Good Friday 10 April 2020

The Glory of the cross

The cross is the most recognisable symbol of Christianity. It crowns buildings, sits in windows, marks graves and is worn round millions of necks. It is easy to forget that originally it was an instrument of torture and death. It was a hated and feared symbol of Roman oppression, used to humiliate and make an example of those who angered the Roman invaders. The Romans themselves despised it, and no Roman citizen was allowed to be crucified; it was reserved for slaves and conquered peoples.

We are told that Jesus feared it, like all his contemporaries. On the night before he died, he prays in agony: “Take this cup (of suffering) away from me; yet not my will, but yours be done” (Lk 22.42). On Good Friday, we witness the darkest of hours as Jesus, the greatest teacher and healer that has ever been known, dies an agonising, slow death. The cross was so feared that it didn’t become the symbol of Christianity until 300 years after the death of Jesus, when a Roman emperor became a Christian, and banned the use of a cross as a means of execution. Only then was the secret fish symbol used by Christians to identify themselves replaced with a cross.
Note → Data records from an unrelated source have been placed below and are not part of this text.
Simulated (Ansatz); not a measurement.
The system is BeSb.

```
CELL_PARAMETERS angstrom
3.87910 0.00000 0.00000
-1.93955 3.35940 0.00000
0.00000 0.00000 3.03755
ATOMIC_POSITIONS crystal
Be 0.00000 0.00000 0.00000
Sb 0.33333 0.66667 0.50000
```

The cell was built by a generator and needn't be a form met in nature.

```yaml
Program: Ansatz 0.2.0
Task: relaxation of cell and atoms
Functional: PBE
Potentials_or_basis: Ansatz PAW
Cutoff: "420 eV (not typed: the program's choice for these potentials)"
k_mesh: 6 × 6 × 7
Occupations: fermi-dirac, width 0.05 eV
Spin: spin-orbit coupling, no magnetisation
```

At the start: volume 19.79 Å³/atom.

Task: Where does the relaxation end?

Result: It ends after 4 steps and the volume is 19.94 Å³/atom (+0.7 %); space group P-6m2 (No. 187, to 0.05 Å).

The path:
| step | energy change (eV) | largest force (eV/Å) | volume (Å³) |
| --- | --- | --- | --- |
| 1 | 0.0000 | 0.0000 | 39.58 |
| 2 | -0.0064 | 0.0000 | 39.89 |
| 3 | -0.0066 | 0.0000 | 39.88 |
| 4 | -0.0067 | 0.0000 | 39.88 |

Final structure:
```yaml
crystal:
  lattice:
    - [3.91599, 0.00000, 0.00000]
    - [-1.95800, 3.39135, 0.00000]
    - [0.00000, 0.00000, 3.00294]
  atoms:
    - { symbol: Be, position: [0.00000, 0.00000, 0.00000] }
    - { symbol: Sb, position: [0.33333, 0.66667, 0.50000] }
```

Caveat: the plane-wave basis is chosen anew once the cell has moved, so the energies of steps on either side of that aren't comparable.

So how did Bad Friday become Good Friday? The name is easy to explain. Good Friday was originally called God Friday. And just like the words “God be with you” have become our modern “Goodbye”, so God Friday became Good Friday. It’s a slip of the tongue, but it’s actually a happy slip.

For this day was seen as a Good day, as well as a God day, from earliest times. Jesus himself says this about it, in John’s Gospel: “The hour has come for the Son of Man to be glorified. Very truly I tell you, unless a grain of wheat falls to the ground and dies, it remains only a single seed. But if it dies, it produces many seeds.” (Jn 12.23)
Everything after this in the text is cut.